The prospect of taking a back seat to anyone else for her son's affections turns Viola Fields (Fonda), already insecure over her forced retirement as a television-personality interviewer, apoplectic. The key joke in rookie Anya Kochoff's screenplay is that demure Charlie is driven so batty by Viola's meddling that she is soon reduced to her prospective mother-in-law's level of guerilla warfare.
Reacting from the sidelines, and getting some of the movie's best lines and biggest laughs, is Wanda Sykes as Viola's long-suffering personal assistant, Ruby. She knows her boss' eccentricities and how to manage them, yet when Viola has a borderline mental breakdown and needs someone to care for her, the movie somehow contrives it to be Charlie instead of Ruby. Add a convenient out-of-town conference for Dr. Kevin and the stage is set for a test of wills between Fonda and Lopez. Or at least their characters.
At 67, Fonda looks terrific, without attempting to hide her aging, neck wrinkles or crow's feet. She seems to know not to try and make any real sense of Viola, so she dives in and accepts her oversized neuroses with good humor. Lopez remains within her performance comfort zone — Charlie may remind you of her role in Maid in Manhattan — playing a woman seemingly in over her head who proves more than up to the challenges before her.

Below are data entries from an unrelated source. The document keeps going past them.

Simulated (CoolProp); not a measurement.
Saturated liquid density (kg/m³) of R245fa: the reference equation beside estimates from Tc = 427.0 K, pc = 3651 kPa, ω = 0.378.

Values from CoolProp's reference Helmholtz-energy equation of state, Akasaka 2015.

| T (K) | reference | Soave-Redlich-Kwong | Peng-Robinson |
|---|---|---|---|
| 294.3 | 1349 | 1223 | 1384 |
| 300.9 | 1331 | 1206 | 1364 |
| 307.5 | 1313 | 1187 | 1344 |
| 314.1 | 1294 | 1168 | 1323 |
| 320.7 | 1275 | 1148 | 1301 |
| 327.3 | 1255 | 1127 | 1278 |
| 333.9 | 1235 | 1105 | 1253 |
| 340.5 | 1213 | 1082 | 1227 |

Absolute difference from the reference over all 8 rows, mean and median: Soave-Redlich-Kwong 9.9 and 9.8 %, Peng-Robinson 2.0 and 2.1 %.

Vartan has little to work with as the ideal mate, but he is clearly a keeper from the moment he describes Charlie's eye color in a way that should get every woman in the audience swooning. The most interesting thing about him playing Fonda's son is how much he resembles a young version of her brother, Peter.
Striding in late in the movie and stealing her scene with veteran skill is Elaine Stritch as Viola's mother-in-law. Watching her browbeat Fonda, Charlie gets a glimpse of herself and Viola in another 30 years. Sequel, anyone?
Director Robert Luketic (Legally Blonde) knows how to showcase his stars and that is really all Monster-in-Law requires. Lopez is presented the way her fans like seeing her, plus some breakout comedy in a face-slapping contest with Fonda.
Fonda is a hoot and — like Barbra Streisand, who returned to the big screen with Meet the Fockers — she apparently checked that there is no provision for having her Oscars revoked.